Monthly Archives: January 2014

The Bridge is Not a Documentary

“Come quickly, it’s Stockholm on the telly” my Mum shouts. It’s a BBC World documentary with a brief segment on the place of migrants in the city. Happy fruit and flower sellers on Hötorget speak proudly of how integrated they are, how their children have been born and raised as Swedes, and how glad they are for the opportunities afforded to them. Then the bright summery colours of the market fade as the voice-over concedes that “Sweden also has a darker side, as reflected in the recent popularity of Scandinavian crime fiction”. A bearded white baby-boomer is rolled out to read an extract from his latest novel, something about a dead woman, maybe strangled, something about the smell of flowers. This man’s books have sold well internationally, why is that asks the interviewer. Oh because it flies in the face of this utopian vision everyone has of Sweden, the sad reality that in some senses the country has become a “lost paradise”. Not that it took such a colossally ill-judged reference to Milton to raise the hackles of my family, as even the mention of ‘that’ genre had eyes rolling and groans rumbling.

The voice-over reflects that “this is of course fiction” with the qualification that it still “tells us something about the state of Sweden today”. Quite how well this crime novel matches Ulysses in capturing a city in a moment of time I’ll never know, as both will remain unread (or at least unfinished) for the foreseeable future as I busy myself unearthing the state of European relations in the 1930s from Agatha Christie’s Murder on the Orient Express.

A Sunny Day on the Bridge Season 2

This of course is not to begrudge the relentless success of these marauding Nordic writers and producers, but rather an appeal against the endless, countless, and generally quite pointless one-note readings of the region spun out by tireless features writers everywhere. Social commentary is certainly a kernel to the formula of Scandinavian crime fiction, but it is not the sole point of the genre as boldly stated by at least one British journo. Maybe I’m too wound up as a half-native, but what can the average viewer hope to learn from The Killing, The Bridge, or indeed The Girl with the Dragon Tattoo? Yes, Malmö and København are surprisingly close to each other after the opening of the Öresunds bridge. Migrant integration is a serious issue, look only to the Husby riots in Stockholm last spring for that. Racism is on many levels endemic, and worryingly institutionalised, although thousands have taken to the streets against this. Women are broadly speaking more liberated, but that isn’t for a moment to say misogyny has been eradicated. Likewise folks are generally a bit more open about sex, or at least not crippled by embarrassment at the hint of the subject, but neither does that preclude increasing levels of sexual violence.

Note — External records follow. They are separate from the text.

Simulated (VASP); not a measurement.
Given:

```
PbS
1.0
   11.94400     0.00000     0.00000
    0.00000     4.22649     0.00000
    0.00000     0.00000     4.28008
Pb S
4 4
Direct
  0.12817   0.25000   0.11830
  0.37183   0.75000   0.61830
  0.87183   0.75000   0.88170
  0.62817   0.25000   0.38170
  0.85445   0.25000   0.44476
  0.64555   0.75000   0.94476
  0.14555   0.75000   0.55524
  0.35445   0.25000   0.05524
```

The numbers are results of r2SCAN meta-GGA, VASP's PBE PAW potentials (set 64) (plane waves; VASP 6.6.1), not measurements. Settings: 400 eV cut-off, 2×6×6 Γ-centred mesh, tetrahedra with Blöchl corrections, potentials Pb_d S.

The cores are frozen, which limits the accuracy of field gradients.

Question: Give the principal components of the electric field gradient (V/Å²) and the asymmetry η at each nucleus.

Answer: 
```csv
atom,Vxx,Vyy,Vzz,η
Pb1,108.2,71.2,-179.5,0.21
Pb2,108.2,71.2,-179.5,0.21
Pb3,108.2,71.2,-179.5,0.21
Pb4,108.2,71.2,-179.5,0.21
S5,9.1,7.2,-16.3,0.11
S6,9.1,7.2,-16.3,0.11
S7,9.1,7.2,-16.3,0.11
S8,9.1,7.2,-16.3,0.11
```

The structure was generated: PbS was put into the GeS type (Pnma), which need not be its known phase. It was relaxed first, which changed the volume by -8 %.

Spelling out these issues in such ludicrously broad terms is making me feel like an idiot for even mentioning them, which is perhaps why I’m getting a tad fed up with crime fiction being taken as the outsider’s one true conduit to the ‘dark underside’ of the Scandinavian social model. To the uninitiated there is no doubt much to see and learn from a drama set in a completely new culture, yet for all this novelty and exoticism I doubt many will be blinded the simple fact that The Bridge is not a documentary, but rather an incredibly well paced thriller with interesting and three dimensional characters.

winter on the Bridge Season 2

The new season, like the first, is packed with flourishes, twists and seemingly ceaseless turns as the Danish Martin Rohde and Swedish Saga Norén again team up to solve a new sprawling mystery. Their collaboration, and their poles-apart approach to personal interaction cuts through the whole of their investigation, and it is their mutual drive which keeps the viewer interested and up to speed with every step of the drama. Although there are more than a few cheap narrative tricks along the way (last minute SUDDEN CLIFFHANGER warnings abound), the show steps far enough away from the recognisable conventions of the emerging Scando-crime TV format to keep things interesting and unpredictable. Dissect or analyse the narrative for whatever social commentary you can find (and good luck with that in the new series), the real strength remains the characterisation of the show’s two leads, and the new series does plenty of digging into both their psyches and their past. The culmination of this latest series and its absolutely dizzying conclusion will have audiences howling for answers, in the best possible way.

While the second series kicks off with a double episode on BBC4 tonight, the bad news for the newcomer is that you really really REALLY have to start with the first series, as the first two minutes of the new series completely gives away the game of the latter. The good news is that the whole thing is readily available on UK Netflix right now, so there are no excuses not to get stuck in right this instance. Any object lessons in Scandinavian culture picked up from either series will be gladly received on the back of a postcard, questions likewise so.